Getting Back to the Right Family Tree
From the beginning, family has been vitally important. The roots of problems go way back, and so do the roots of success.
They are consistently the greatest influences that mold and shape every one of us.
Yet they are wildly inconsistent in form, ranging from small to large, structured to chaotic, predictable to erratic, close-knit to detached, tranquil to turbulent, controlling to indulgent, authoritarian to permissive, protective to dangerous, compassionate to cruel, warm to cold, and so on.
They are … our families!
Somewhere in that list of traits you find your own family identity and the ways, for good or bad, that environment has profoundly affected your life.
They could have had it all
As important as family is to us, it’s an even bigger deal to God. He, too, wants to profoundly affect our lives, first and foremost through the concept of family. Children, sons and daughters, He calls us. Father, Brother, He calls Himself and Jesus Christ. He’s heavy on family identity because His whole reason for creating us was so that we can be in His eternal family!
So at the same time He created His first children, Adam and Eve, He also created the human family, first through the marriage institution (“a man shall leave his father and mother and be joined to his wife, and they shall become one flesh”), then through the blessing that they should “be fruitful and multiply.”
What a head start! This beautiful couple had it all—their gorgeous Garden of Eden home, no fears, no struggles, no past problems to deal with and, best of all, a personal relationship with God. A great life that could even get better!
They lost it all
But Adam and Eve still faced one big potential problem: their own thinking and the freedom to choose. “Do we follow God or not?” The threat came to them through a few ideas planted in their minds, but those ideas would lead to life-and-death decisions.
The serpent targeted Eve’s thinking on several levels—you can’t trust God; you’re good enough to know good and evil without God; there’s a better way than what He’s telling you; you don’t know what you’re missing out on!
It worked. She rejected God and ate of the “tree of the knowledge of good and evil,” and Adam quickly followed.
Just like that, they lost it all—home, security, comfort and, worst of all, that familial closeness with their Father. From then on, they and all of us following have eaten of their tree of choice, deciding for ourselves what is good, what is evil. This diet, predictably, has produced mixed fruit. Some things have turned out good; some things evil.
So how did their family life turn out? Well, considering that one of their children murdered his brother—“not so good.” How painful that must have been for the whole family! How often must Adam and Eve have rued the day they chose to dismiss God.

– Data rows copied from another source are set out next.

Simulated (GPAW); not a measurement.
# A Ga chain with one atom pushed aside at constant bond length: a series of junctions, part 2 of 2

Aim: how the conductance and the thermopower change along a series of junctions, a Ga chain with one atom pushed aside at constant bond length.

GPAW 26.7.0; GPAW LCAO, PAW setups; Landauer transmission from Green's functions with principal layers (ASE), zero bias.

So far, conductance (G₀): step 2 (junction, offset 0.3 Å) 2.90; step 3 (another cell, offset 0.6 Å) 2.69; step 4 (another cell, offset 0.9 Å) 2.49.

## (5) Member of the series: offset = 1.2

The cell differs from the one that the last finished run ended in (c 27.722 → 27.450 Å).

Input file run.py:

Getting back to what we need
Don’t we all want, need, what only good family life can provide? Loving marriages, wise parenting, thriving relationships?
Because family is so important to God, so critical for society’s stability, and determines so much of our happiness and success, Discern consistently features articles on God’s instructions for healthy marriages and families. As you’ll see beginning on page 15, family is this issue’s primary focus.
We can’t get our families “back to the garden.” But we can get our families back to God—to knowing Him as our Father, to learning His principles of living. We can get them to the family tree we need—the tree of life!